The Taiwan Problem

It’s foolish for America to assume selling weapons to Taipei won’t harm our relationship with Beijing.

Six years ago, Travis Tanner and I, responding in The National Interest to a critical missive penned by Gary Schmitt, warned:

We would disagree, however, with his assertion that the United States "does not have to choose" between keeping good relations with Russia and China and supporting allies like Taiwan or Georgia. This, to us, seems like wishful thinking. Sometimes we have to choose. And as realists, we feel that our choices must be grounded in a clear assessment of America's foreign policy priorities.

Somehow this assessment doesn't seem to have guided the announcement that the United States is going to supply Taiwan with another round of military equipment. Since this occurs against the backdrop of a stated administration goal of strengthening the partnership with China, apparently the U.S. government felt it did not have to make any choices.
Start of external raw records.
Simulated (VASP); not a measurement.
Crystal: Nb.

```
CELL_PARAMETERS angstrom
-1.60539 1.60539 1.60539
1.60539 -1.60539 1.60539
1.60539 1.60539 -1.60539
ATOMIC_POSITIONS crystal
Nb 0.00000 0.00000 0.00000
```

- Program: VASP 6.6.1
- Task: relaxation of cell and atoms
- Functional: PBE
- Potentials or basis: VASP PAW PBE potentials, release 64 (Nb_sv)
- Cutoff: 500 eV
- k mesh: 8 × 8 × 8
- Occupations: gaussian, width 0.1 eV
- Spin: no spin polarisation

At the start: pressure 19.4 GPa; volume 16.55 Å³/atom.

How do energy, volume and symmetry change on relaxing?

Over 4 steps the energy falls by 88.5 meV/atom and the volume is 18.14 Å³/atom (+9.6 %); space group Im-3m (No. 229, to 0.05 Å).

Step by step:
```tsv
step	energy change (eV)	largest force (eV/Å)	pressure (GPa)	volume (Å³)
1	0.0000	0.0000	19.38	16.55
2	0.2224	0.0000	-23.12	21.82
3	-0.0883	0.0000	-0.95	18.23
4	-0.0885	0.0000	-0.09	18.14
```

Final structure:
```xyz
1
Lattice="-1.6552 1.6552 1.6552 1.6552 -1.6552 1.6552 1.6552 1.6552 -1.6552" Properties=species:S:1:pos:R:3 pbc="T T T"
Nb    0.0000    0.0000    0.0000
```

There are a number of good strategic reasons why the United States wants to sell advanced weaponry to Taiwan. But Washington should have been under no illusions that it would be possible to simultaneously provide a major weapons package to Taipei while somehow believing that this would have little or no impact on relations with Beijing. The Obama administration cannot pursue its stated goal of a stronger partnership with the People's Republic if it believes that it can somehow "compartmentalize" Taiwan as an issue from the larger China-U.S. bilateral relationship. This is especially true now that there are some real improvements in the Taiwan-China relationship since the arrival of the Ma Ying-jeou administration that might-and here I stress that this is a very tenuous might-start a process toward eventual reconciliation.

Alexander Huang, strategic-studies professor at Tamkang University in Taipei, was cited in today's Wall Street Journal as confident that Beijing's protests over the arms sales will be limited. But this optimism may be premature. In the past, that might have been the case. Today, however, it is Washington that increasingly needs Chinese acquiescence to policies that matter a great deal to the United States-closing sanctions loopholes on Iran, revaluing its currency, doing more on climate change. And, of course, China could choose not to buy from U.S. companies-a threat that certainly has Boeing concerned-and for a president who wants to double U.S. exports in five years to provide 2 million new jobs, this could be a potent threat indeed.

Perhaps the Obama administration has come to the conclusion, after its experiences during its first year in office, that the government in Beijing is not going to accommodate key U.S. interests. In that case, reminding the PRC that the United States can take steps to affect Beijing's core interests-and securing the loyalty of smaller allies in the process-is an understandable reaction. This also has an impact on where the administration is taking Iran policy in its second year. If, as I've argued on this site before, the Obama team is coming to the conclusion that sanctions are not going to be an effective tool, and is considering either some form of covert action and/or shifting to a perspective of regime change, then Chinese cooperation becomes less important-especially if Beijing was never offering any substantive assistance in tightening up sanctions. Sure, the diplomatic maneuverings can continue, but if the administration is now readying a Plan B for Iran, then continual efforts to woo Chinese support become less critical.

What would be problematic, however, is if Washington was expecting greater Chinese support on a number of issues-not just Iran, but also Afghanistan/Pakistan, trade, climate change, trade talks, etc.-and went ahead with this particular package at this time with no calculations of the potential costs and benefits. There are never binary choices in policy. But there are gradations. How the United States chooses to interpret the requirements of Congressional legislation that mandate support for Taiwan's ability to defend itself is in the eye of the beholder in Washington. One hopes that the costs and benefits of choosing this particular course of action were weighed carefully-and that no one has seriously miscalculated. Perhaps professor Huang's optimism will be borne out once again. We can only hope.

 

Nikolas K. Gvosdev, a senior editor at The National Interest, is a professor of national-security studies at the U.S. Naval War College. The views expressed are entirely his own.